Hi. Jim Rohr here.
Pay close attention. I hope you learn something here as I did.
I am commenting to the cut copy below which are comments by Mr. Matt Frankel, posted as a chat dialogue on The Motley Fool.
It will make sense I promise. Read my comments and then read the chat with my comments in mind.
Point 1 - Value is determined by scarcity, and demand. The more of either the higher the perceived or real value. In both cases one could make the argument that some coins are going to be in demand and some not. Market cap and trading volume are indicators of what others think. Follow the trends.

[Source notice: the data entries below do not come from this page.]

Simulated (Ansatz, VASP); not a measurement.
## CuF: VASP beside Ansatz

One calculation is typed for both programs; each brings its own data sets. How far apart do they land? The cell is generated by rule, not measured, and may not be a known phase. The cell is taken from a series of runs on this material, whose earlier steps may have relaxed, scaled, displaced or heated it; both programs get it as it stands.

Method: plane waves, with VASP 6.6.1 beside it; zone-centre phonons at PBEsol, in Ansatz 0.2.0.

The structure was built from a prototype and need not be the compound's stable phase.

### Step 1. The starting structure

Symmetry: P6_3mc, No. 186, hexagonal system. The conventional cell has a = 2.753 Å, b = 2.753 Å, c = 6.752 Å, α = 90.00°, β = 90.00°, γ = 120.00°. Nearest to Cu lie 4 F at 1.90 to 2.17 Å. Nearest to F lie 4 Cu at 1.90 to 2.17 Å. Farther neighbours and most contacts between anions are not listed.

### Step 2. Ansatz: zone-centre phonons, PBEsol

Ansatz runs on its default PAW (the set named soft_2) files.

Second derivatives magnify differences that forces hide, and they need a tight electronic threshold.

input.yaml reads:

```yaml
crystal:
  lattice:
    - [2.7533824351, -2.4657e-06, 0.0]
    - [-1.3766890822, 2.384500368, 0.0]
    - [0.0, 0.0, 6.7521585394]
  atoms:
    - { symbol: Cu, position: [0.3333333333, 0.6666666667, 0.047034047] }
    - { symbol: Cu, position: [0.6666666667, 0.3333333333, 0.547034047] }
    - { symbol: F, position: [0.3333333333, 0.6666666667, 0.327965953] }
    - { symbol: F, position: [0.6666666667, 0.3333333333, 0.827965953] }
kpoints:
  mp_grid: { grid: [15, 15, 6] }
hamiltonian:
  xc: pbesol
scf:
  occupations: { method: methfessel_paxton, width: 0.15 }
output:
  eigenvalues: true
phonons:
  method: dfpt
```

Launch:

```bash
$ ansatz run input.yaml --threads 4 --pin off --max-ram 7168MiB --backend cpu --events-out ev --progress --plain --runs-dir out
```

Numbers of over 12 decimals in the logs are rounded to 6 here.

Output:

Point 2 - In the end it will be like all markets - a 3-4 person race. Look at rental cars as an example but others could be sited. There is Hertz as #1 and then there's everyone else. Market share will be divided by the leaders...the rest playing catch up. Or phones. Samsung, Apple and everyone else - Nokia, LG and Motorola.
Point 3 - The "hidden message" here in his comment is simply this: Dollars can be manipulated because they require a custodian - the FEDRES and US Treasury. AND the value of a dollar as to spending power is falling and has since its creation in 1913. This is why you can't afford the new _______________. Not so with Crypto. No custodian and no market manipulation per se. As in Point 1, crypto is scarce and the market is saying we (the market and consumer) need an electronic payment system in an electronic world. If you are holding cash be prepared to have it eaten away to almost worthless in the next year. It's lost half its value in the last 10 years. That's your 401K spending power being absorbed. Concerned yet? Pay rising to match the 50% loss - measured at 0.7% per month? I doubt it.
Welcome to the new world of "the store of value."
In one camp is gold and silver. In the other is Crypto. In the third is the dollar. If you are holding the first two, your good. If your holding the latter in an inflationary cycle, you're well - betting on deflation - and that my dear friends is a fool's bet. (Think - a dollar buys more during deflation. Get it. So what's the opposite condition? Dollars don't buy squat in an inflationary condition. Think - inflation = cheaper payoff of debt. Who has the most debt? Right. Got it.)
(Jim Rohr 2020)
Frankel: Well, as far as mainstream adoption as a currency, there's two use cases, there's adoption as a currency and, kind of, as a store of value. So, as a currency, I see three main obstacles to really mainstream adoption of bitcoin. One, it's very volatile. You don't want to buy a type of currency that could be worse twice or half as much in a week. And if you don't think bitcoin could do that, look at some of the charts from the past few years, bitcoin can go up or down by a few thousand dollars in a week. So, that's another thing, the volatility scares people away.
No. 2, there are too many cryptocurrencies [laughs] and it's easy to make a new one. So, when I was checking just before we were on the show, there are over 4,100 active cryptocurrencies right now. I mean, most of them aren't big, but there are a lot of big ones. There's over 10 that have a $1 billion market cap or higher. There's a lot of cryptocurrencies out there, and it's pretty easy to, for institutions if they want to, to make their own. So, the idea of bitcoin at first was one central currency, but if there are 4,000 of them [laughs] floating around, it's not really that... it defeats the purpose.
And No. 3, as you mentioned, there are some really easy ways to pay with [laughs] U.S. dollars right now with a lot of these fintech innovations. I mean, I tap my wallet on a card reader at some places now and I could make a payment. I mean, U.S. dollars aren't that tough to use anymore. So, in my mind, for bitcoin to get mainstream acceptance, it needs to do something that you can't do with dollars, which I get that there's a lot of use cases for international money transfer and stuff like that, but between volatility and the fact that there's literally thousands of them. And the innovations in dollar-based fintech, I really can't make the mainstream use case myself.